I just want to confirm whether this behavior is expected – that if a user is assigned to any additional group during creation, they lose Guest status and are not included in the Guest group at all.
I create a new user and assign them to the Guest group during creation.
During the same creation step, I also assign the user to another existing group (e.g., “Team”).
After the user is created, they are no longer in the Guest group and remain only in the “Team” group.
Tested on Nextcloud AIO 30.0.10 - v10.13.0 Hub 9 running on Ubuntu 24.04.
In this screenshot, a new user is being created. It’s also visible that the Guest group is empty, even though multiple Guest user accounts have been created:
I’m not familiar with the guests app but I could imagine there is some magic around the guests group as guests accounts are special and likely they must not be created from “new user account” but rather the specific procedure:
Creating a guest
Create a guest user by typing their email address into the sharing dialog
(it possible to convert guests into regular accounts later - but using “new account” you don’t create a “guest” you create a regular account… maybe this are not allowed to be member in guests group?
looks you are not the only one having trouble adding users to “Guests” group
Based on your reply and the resources you found and shared, I’ve confirmed the following:
A Guest user can only be created via a sharing link. If the user is created through the admin interface, it is always a regular account, regardless of the username or attempts to assign it to the Guest group.
If a guest user is assigned to another group during creation (e.g. plex_media), the guest status is lost. This explains why the Guest group remains empty, even though several accounts were created with the intention of being guest users.
Next step:
I’ll test the behavior by creating a user solely through a sharing link, without assigning any additional groups. In that case, the user should correctly be added to the Guest group.
Acknowledging the effort you put into finding and sharing relevant links and information that helped clarify the issue.
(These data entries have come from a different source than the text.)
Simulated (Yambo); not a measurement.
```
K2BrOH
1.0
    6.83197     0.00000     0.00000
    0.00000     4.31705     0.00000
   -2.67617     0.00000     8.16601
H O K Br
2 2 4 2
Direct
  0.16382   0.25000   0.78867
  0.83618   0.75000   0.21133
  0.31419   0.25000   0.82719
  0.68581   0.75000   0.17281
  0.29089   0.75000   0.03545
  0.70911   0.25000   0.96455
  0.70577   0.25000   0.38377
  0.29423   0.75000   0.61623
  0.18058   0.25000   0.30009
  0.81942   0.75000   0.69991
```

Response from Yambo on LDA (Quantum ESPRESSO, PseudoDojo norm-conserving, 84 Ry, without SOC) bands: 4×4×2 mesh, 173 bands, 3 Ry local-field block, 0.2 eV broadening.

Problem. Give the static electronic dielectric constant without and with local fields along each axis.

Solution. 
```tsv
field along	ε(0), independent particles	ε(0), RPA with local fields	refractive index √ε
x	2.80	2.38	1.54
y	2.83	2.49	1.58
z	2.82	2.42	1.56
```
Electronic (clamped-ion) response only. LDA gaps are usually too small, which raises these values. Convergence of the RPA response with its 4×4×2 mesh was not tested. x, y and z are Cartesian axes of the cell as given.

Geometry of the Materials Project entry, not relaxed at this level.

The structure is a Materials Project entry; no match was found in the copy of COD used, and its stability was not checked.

→ see you own finding #1 - a user created from the admin interface is always a regular user never a guest - so it’s pointless to try add them to a Guests group (because there are many fundamental differences e.g. home directory, quota etc..)
I’m too lazy now for search for references but form the guests-app I remember guests could be added to groups after creation.. and you could create guests using occ in advance if it helps you with you “administrative” approach (less click around) - look at the docs above
@wwe I think I’m starting to understand it better now.
From what you explained, it’s clear that the “Guest” status doesn’t depend directly on being in the “Guests” group, but rather on how the user account is created.
If the account is created through the sharing dialog or with the occ guests:add command, it’s properly recognized as a guest.
But if it’s created via the admin interface and just assigned to the “Guests” group, that alone isn’t enough — the user is treated as a regular account.
From a technical point of view, that makes sense, although it can definitely be confusing at first — especially for admins who expect the group to define the account type.
No need to dig any deeper into it — things make much more sense now.
You’ve already helped me a lot.
One thing I feel is missing in Nextcloud is a simple way to import users from a .csv file.
It would be great to have bulk user creation with just a few columns — name, email, password, groups — basically the same fields you fill out when registering a user manually.
That kind of functionality would make it much easier to onboard a larger number of users at once.